Your Home Inspection Won’t Uncover a Devils Postpile

Little is worse in a Sacramento short sale than hearing from the buyer’s agent that the buyer is canceling the purchase contract. Well, I guess it beats having a buyer ask for repairs, because at least this buyer had the good sense not to even try. I find my silver linings where I can these days. In this particular short sale, the buyer canceled because her home inspection revealed defects. No joke, all home inspections uncover defects.

Home buyers often cancel because they don’t want to fix things. They get upset over a broken window or because the AC isn’t working. I question whether these buyers should be homeowners, because stuff breaks and stuff stops working after escrow closes, too. It’s called home maintenance. You deal with it.

This buyer needed a 4-bedroom home for her three recently acquired kids. She needed the home in this particular neighborhood in Sacramento. It had to be priced around $160,000. Not to mention, this short sale is a preapproved Bank of America Cooperative Short Sale, so there is no maybe about this escrow — seller, property and price is preapproved. In this market in Sacramento, this buyer is probably not buying a home now. There is very little inventory. The odds of her finding another home like this are almost nil. We had many offers for this home, and the seller personally selected the buyer among dozens vying for the home. It’s sad and unfortunate that a few problems uncovered in a home inspection are causing this buyer to lose out on home ownership. Her three children will most likely grow up not knowing what it’s like to own your own home.
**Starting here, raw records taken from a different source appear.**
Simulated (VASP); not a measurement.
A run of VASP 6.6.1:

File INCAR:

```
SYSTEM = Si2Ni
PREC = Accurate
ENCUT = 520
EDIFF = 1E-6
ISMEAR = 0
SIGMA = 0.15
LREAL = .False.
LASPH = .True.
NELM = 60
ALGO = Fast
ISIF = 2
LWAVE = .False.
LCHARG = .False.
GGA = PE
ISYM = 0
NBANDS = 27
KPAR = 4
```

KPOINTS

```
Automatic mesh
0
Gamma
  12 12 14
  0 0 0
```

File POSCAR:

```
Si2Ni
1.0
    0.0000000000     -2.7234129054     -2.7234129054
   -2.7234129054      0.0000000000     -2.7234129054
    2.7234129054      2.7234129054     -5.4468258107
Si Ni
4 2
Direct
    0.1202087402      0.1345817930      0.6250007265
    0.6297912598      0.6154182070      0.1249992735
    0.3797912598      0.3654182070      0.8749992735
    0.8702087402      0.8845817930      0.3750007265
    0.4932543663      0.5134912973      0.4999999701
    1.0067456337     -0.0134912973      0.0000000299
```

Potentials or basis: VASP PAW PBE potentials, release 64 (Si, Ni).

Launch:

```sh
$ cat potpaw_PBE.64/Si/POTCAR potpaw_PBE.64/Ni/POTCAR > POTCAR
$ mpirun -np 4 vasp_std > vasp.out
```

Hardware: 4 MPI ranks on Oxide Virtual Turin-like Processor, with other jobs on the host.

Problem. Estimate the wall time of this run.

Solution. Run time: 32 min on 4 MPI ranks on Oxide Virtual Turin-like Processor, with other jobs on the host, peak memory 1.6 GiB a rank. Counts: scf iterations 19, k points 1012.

A home inspection is a report for the buyer’s edification. It is meant to uncover and disclose things a buyer might not be able to see simply by looking at the home herself. It gives a buyer a clear picture of what she might want to do to improve the home. It exposes the unknown.

Talk about a discovery. If you want to see something truly magnificent that was uncovered, take a trip one day to Mammoth Lakes and visit the National Monument Devils Postpile.

Many years ago, this area was a hot lava bed. As the lava cooled in the lava lake, cracks formed. These cracks ran vertical and formed columns of basalt. Usually you don’t see this because it’s underground. At Devils Postpile, the area of basalt columns was exposed after the glaciers excavated and then polished the formation. Devils Postpile was established in 1911 a National Monument.